Topeka judge has denied a move by Kansas Secretary of State Kris Kobach to quash a lawsuit challenging the state’s two-tier voter registration system and said Kobach has exceeded his authority with the way he runs elections.
Micah Kubic, executive director of the American Civil Liberties Union in Kansas and Missouri, called the ruling a “great day for voting rights and a great day for Kansas.”
The ACLU filed the lawsuit on behalf of voters who have been frozen out of state and local elections because they registered to vote using federal registration forms and didn’t provide proof-of-citizenship documents required by Kansas law.
Kubic said now that Kobach’s motion for summary judgment has failed, the ACLU will file a motion seeking summary judgment in its favor. If the judge rejects that as well, the case will go to trial at a yet-to-be-scheduled date, Kubic said.
“There are still some steps in the process, but we are much closer than we were,” he said.
Kobach told the Associated Press he couldn’t comment in detail because the case is ongoing but that “We’re still, I think, a ways from a final decision.”

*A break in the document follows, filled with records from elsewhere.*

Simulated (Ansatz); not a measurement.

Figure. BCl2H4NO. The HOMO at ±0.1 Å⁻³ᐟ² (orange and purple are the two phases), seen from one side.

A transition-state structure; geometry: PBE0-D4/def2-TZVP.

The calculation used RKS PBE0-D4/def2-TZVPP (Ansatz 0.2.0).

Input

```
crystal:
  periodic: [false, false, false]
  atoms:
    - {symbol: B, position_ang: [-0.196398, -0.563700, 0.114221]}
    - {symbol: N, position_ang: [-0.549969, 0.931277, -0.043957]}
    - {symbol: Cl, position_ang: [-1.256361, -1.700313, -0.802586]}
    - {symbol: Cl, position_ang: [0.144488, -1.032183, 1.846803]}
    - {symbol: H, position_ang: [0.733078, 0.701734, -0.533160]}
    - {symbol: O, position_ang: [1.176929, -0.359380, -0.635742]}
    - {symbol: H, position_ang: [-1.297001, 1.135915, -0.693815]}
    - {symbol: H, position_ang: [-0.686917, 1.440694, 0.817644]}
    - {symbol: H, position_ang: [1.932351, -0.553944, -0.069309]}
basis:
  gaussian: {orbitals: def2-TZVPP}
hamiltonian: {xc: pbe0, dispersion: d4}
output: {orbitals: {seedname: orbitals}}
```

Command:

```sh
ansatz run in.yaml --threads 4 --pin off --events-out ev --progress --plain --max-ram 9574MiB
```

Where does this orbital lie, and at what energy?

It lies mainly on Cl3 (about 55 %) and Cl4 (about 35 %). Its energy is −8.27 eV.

The case hinges on whether Kobach, the state’s top election official, is properly applying state and federal laws on proof of citizenship.
The state’s registration form requires written proof — usually a birth certificate or passport — while the federal form accepts a sworn written statement.
The state proof-of-citizenship requirement to register is separate from and stricter than the requirement that voters show photo identification when they cast a ballot at the polls.
The ruling handed down by Judge Franklin Theis criticized Kobach’s method of separating federally-registered voters from state-registered voters.
The federally-registered voters are allowed to vote only for president and members of Congress. They’re excluded from voting in state and local races.
The way Kobach has dealt with that is to have the federal voters fill out an entire ballot, but then election officials keep those ballots separate and only count the votes cast for federal candidates.
That means the federally registered voters have to essentially vote a provisional ballot in every election, potentially compromising the secrecy of their votes, Theis wrote.
The problem is compounded by recent changes to state law making it a crime for people to attempt to cast a ballot in a race when they’re not eligible, Theis wrote.
“None of the ad hoc procedures employed by the Secretary of State authorize or justify such treatment of a Federal Form registrant,” Theis’ ruling said. “Nor, just because Kansas has declined to provide a separate ballot containing federal candidates only, should a voter registered by the Federal Form be subjected to the threat of prosecution based on a ballot procedure not authorized by the legislature in order to exercise his or her most fundamental franchise.”
The plaintiffs are two federally registered voters and the gay-rights group Equality Kansas, which said the proof-of-citizenship requirement hampers its efforts to register people to vote.
The judge ruled the two individual plaintiffs could proceed with the case but dropped Equality Kansas, saying the organization didn’t have adequate legal standing.
Kobach had fought to try to force the federal government to incorporate Kansas’ proof-of-citizenship requirements into the instructions for filling out the federal registration form.
But the 10th Circuit Court of Appeals in Denver ruled against him and the Supreme Court refused to take Kobach’s appeal, meaning the state has to “accept and use” the federal form as required by federal law.